Often, the coding pipeline only needs to be two or three items ahead of the programming team (if each item requires two days, three items need more than a week of work). It can be an informal discussion between PMs and programmers to agree on the next logical sequence. (Or, if a master critical path or Gantt chart exists, and it's actually not weeks out of date, the pipeline can be derived from it.) This gives just enough of a buffer so that if a blocking issue can't be resolved in time, the programmer and PM have enough time to find another suitable work item to put in the pipeline while that blocking issue gets resolved.
A team with an aggressive posture can bet more heavily on pipelining to prioritize issues. Instead of making an elaborate work breakdown structure (WBS) of all work items, the team bets heavily on changes happening and on the ability for the PM or lead programmer to manage the pipeline. The risks here are higher: if the pipeline gets backed up or can't stay ahead of the team, bad decisions will get made and time will be wasted. For more on building good WBSs and applying them to project scheduling, see Total Project Control by Stephen Devaux (Wiley, 1999), or any good traditional project management reference.

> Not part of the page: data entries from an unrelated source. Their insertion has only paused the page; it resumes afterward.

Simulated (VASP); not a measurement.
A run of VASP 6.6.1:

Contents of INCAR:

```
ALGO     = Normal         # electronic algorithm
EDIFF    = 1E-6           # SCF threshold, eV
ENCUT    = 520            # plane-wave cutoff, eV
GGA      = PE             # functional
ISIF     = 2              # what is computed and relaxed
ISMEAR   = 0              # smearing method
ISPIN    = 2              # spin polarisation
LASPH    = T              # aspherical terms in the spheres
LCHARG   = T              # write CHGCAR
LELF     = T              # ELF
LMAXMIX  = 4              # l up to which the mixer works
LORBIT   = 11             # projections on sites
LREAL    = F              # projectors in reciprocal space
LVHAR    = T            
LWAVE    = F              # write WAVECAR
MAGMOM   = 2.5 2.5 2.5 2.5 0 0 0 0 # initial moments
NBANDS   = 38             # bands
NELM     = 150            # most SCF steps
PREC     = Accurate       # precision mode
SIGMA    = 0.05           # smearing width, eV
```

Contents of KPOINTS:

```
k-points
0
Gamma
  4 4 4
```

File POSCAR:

For teams with a more conservative posture, managing the pipeline is a gentle refinement of the original work-item list that was created during planning. The pipeline may be mapped out for weeks or months of work, using the original plan as the source for the pipeline for each programmer. There might be small adjustments, but the expectation is that the original plan will stay viable through, at least, the milestone. When the next milestone starts, a new work-item list is generated as part of planning, and the process repeats. So, depending on how short the milestone is, or how stable a project is, up-front pipeline planning can be made to work.
However, the fundamental point about pipelines isn't how you do it. Every methodology offers an alternative way. What matters is that the pipeline is managed effectively, that the right work items are done in the right way, and that little time is wasted figuring out what to implement next.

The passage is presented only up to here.